What do I want for christmas? I will tell you:
-to see my sister, brother-in-law, and nieces
-read a book that has nothing to do with school
-play monopoly with my brother
-eat ham and potatoes
-sleep in (during the break not on the actual morning)
-watch White Christmas with my family while we all sing at the top of our lungs
-laugh until 1 in the morning
-to go sleding with my nephew and neices
-watch the snow fall
-sleep under the christmas tree
-read the christmas story with my husband
-TELL EVERYONE MERRY CHRISTMAS!!!!
Frankly Speaking
Tuesday, December 13, 2011
Thursday, December 1, 2011
I am drowning...but Anthony pulled me up!
So, the last weeks of school are always a bit crazy, as any college student past or present will tell you, but this semester seems different to me. I have two ten page scientific research papers to write in one week, a presentation on the seismic setting of Birch Creek Wyoming, a seismic map to complete, and a arcGIS project to do (along with various small projects things). Every time I sit down and look at my Utah Lake Paper for mineralogy I feel blank...totally blank. Last night, in order to avoid said paper I wrapped all the amazon packages we have gotten for Christmas so far, folded two loads of laundry, made the bed, and finished of by playing minesweeper. When Anthony got home at 9:20 or so my avoidance stress level was pretty much through the roof and I started crying. He calmed me down, like always, and made us a plan. I always feel better when he says "Here's what we do..." and then proceedes to take control. He was going to give me a blessing and get us food (salad from wendy's) while I wrote my schedule in my planner and wrote a seperate list of all the homework that I need to get done before the end of the semester (I just realized I forget "memorize 70 mineral s and their formulas" in my list). After he got home and we ate, he looked at my planner and list and proceeded to plan out my days while I finished making flash cards of minerals. Then we went over the flashcards. (It was so funny to hear him try and pronounce the minerals!) When we finally went to bed we were exhausted but I wasn't crying and he is my hero.
Kind of a long story to get to the point but I love that man!
Kind of a long story to get to the point but I love that man!
Tuesday, November 22, 2011
Apparently I am boring
This on is for Bekah! Hmhmhmhm...
Since I last posted I have:
-turned 23 (which I realize isn't very exciting unless you have a husband like mine:)
-Passed my first Chemistry class with flying colors (although I sometimes thought I wouldn't even live through it)

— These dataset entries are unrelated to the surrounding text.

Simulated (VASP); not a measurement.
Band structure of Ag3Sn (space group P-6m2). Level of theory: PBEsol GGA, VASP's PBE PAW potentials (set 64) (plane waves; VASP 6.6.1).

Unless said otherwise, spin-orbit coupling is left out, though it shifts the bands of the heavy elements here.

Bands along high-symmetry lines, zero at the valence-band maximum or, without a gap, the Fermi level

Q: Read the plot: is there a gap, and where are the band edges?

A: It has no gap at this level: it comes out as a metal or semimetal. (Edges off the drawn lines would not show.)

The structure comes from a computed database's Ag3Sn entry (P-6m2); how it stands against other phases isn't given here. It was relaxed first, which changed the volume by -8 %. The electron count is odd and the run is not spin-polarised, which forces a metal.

-taken a really cooking class where I learned to make lots of YUMMY things like really good fried chicken and cherry tarts and apple pie and shortbread cookies and quiche...well you get the idea
-taken an ASL class! This is one of my favorite things to happen since April. I learned a TON!!
- Gone on a 2 week trip with my fellow geology students. This included mapping an area of little cottonwood canyon, visiting Bryce, Zion, and Capital Reef national parks, the Coral pink sanddunes, and various unnamed outcrops.
-started a new semester including Mineralogy, Geomorphology, and Geologic communications.
-gone to death valley with my geomorphology class.
- had my SECOND anniversary with the love of my life! We went to St. George and it was so fun.
Here are some pictures:
Ok, maybe a little boring for some people but I love my life and I hope this will appease Bekah somewhat. :P
Wednesday, April 13, 2011
Can a scientist be existential?
This post is in response to my little sisters post on Existentialism that can be found here
Are parabolic functions inherently meaningless in our lives? I used to be like Amy (who I love more than life and respect like crazy). I was going to major in music, humanities, or ancient middle eastern studies. I wanted to study meaning and people; existence if you will. Music, theater, and literature are beautiful and brilliant and I will always appreciate literature and art in my life. Singing, reading great books, and learning more about art will always be a part of me, but right now, I am a scientist and I have something to say.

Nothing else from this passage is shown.